Winning a title in any sport takes, at the very least: talent, hard work, dedication, and sometimes a little luck. Think the 1986 Mets winning it all after Bill Buckner’s Game 6 error, or the 2010 Lakers winning Game 7 against a Kendrick Perkins-less Boston squad, or even Tom Brady’s Patriots benefiting from the infamous tuck rule (should have been a fumble) on the way to winning Super Bowl XXXVI.
Destined teams and players catch those kinds of breaks.
Did Roger Federer, he of the 17 Grand Slam titles, catch one Sunday?
Federer, uncharacteristically down 5–2 in the opening set in a third-round match against 42-ranked Marcel Granollers (Federer hadn’t lost a set yet in the US Open), was forced back into the locker room for a two-hour weather delay—which was bad news for Granollers. Once Federer is down, you don’t want anything to stop the match and give him time to regroup.
Look at the 2012 49ers. After the Ravens built a 28–6 third-quarter lead in Super Bowl XLVII, the power went out for 34 minutes. With it went Baltimore’s momentum, and the Ravens had to hold off San Francisco’s rally for a nail-biting 34–31 win.
Sunday, when Federer and Granollers finally returned to the courts, so did the Federer we all know and love, winning 20 of 25 games thereafter for a 4–6, 6–1, 6–1, 6–1 come-from-behind blowout win.
Perhaps this is Federer’s year for another US Open title. It certainly has been a while.

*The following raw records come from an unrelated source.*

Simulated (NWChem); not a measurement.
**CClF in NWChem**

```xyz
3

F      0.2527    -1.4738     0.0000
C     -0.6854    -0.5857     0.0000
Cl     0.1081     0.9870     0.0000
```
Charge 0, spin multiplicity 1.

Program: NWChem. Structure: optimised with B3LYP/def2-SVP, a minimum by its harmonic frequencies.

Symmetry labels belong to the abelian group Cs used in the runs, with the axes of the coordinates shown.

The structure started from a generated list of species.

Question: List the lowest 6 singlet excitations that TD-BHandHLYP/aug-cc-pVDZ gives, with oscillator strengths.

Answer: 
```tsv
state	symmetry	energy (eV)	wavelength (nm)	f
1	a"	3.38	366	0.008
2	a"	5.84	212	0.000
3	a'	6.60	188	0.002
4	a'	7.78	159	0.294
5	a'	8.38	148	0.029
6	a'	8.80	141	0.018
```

The man who once won five straight championships in Flushing hasn’t even been to the finals since 2009, when Juan Martin del Potro shocked him in five sets.
Now at age 33, another title isn’t completely out of the question—Pete Sampras won his last tournament here at 31—but he’s going to need some help, which he’s gotten already.
Besides Mother Nature helping him out Sunday, his nemesis Rafael Nadal, who he hasn’t beaten in a Grand Slam event since 2007, withdrew before the tournament even began.
In addition, sixth-seeded Tomas Berdych—who Federer is a career 12–6 against—is the highest-ranked player left on Federer’s half of the draw.
Of course, it used to be that Federer didn’t need any such scheduling or weather breaks to win a major. Starting with his Wimbledon win in 2005, “The Fed” made the finals of 18 of 19 Grand Slams and won 12 of them—simply an incredible run.
But that run ended with him winning the Australian Open four years ago. Since then, he’s reached a major final just three times and won one—Wimbledon in 2012.
But he’s been playing much better of late.
Federer entered the US Open fresh off winning the Western & Southern Open—dropping just two sets in five matches—while finishing runner-up at the Rogers Cup to Jo-Wilfried Tsonga. Previous to that, Federer pushed world No. 1 Novak Djokovic to five sets in a thrilling Wimbledon final.
The top-seeded Djokovic is already into the quarterfinals, and a finals matchup with Federer, who he beat in the 2010 and 2011 semis, seems likely.
Maybe Federer can catch just one more break.